Skip to content

ADR 0001: Phase 5 Authentication Enhancements

Status

Accepted

Context

Imbi v2 completed Phase 4 with basic OAuth2/OIDC authentication, but several critical security and usability features remain unimplemented. These gaps create security vulnerabilities (plaintext OAuth tokens, no token revocation) and limit API usability (no API keys, no MFA).

Current State

  • ✅ JWT-based authentication with access/refresh tokens
  • ✅ Password hashing with Argon2id
  • ✅ Role-Based Access Control (RBAC)
  • ✅ OAuth2/OIDC integration (Google, GitHub, generic OIDC)
  • ❌ OAuth provider tokens stored in plaintext
  • ❌ Logout endpoint is a no-op (tokens not revoked)
  • ❌ Refresh tokens reused indefinitely (no rotation)
  • ❌ No rate limiting on auth endpoints
  • ❌ No API key authentication
  • ❌ Session management settings ignored
  • ❌ No MFA/2FA support

Security Risks

  1. High: OAuth tokens in plaintext - database breach exposes provider credentials
  2. High: No token revocation - compromised tokens valid until expiry
  3. Medium: No rate limiting - vulnerable to brute force attacks
  4. Medium: No token rotation - refresh token reuse increases exposure window
  5. Medium: No MFA - single factor authentication insufficient for sensitive operations

Decision

We will implement seven authentication enhancements in Phase 5:

1. Token Revocation (Complete Phase 2 TODO)

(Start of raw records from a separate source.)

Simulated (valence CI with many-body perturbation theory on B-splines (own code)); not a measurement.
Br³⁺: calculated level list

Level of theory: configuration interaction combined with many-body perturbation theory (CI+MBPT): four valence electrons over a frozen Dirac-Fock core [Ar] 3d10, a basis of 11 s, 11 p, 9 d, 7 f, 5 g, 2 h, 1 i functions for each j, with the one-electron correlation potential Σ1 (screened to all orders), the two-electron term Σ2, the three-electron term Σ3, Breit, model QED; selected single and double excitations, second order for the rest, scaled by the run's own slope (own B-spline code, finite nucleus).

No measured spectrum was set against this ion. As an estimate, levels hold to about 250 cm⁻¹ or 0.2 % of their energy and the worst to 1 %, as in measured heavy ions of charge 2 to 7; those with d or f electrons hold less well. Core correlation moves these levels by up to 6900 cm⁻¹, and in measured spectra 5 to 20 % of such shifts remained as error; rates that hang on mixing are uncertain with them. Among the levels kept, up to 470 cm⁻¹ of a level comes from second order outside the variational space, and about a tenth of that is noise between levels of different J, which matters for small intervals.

Decision: Implement actual token revocation in logout endpoint

Rationale: - Security requirement for production systems - Phase 2 TODO explicitly marked for completion - Database infrastructure already exists (TokenMetadata.revoked flag)

Implementation: - Update logout endpoint to revoke current access token and associated refresh token - Support revoke_all_sessions parameter for global logout - Query TokenMetadata by JTI and set revoked=true, revoked_at=datetime()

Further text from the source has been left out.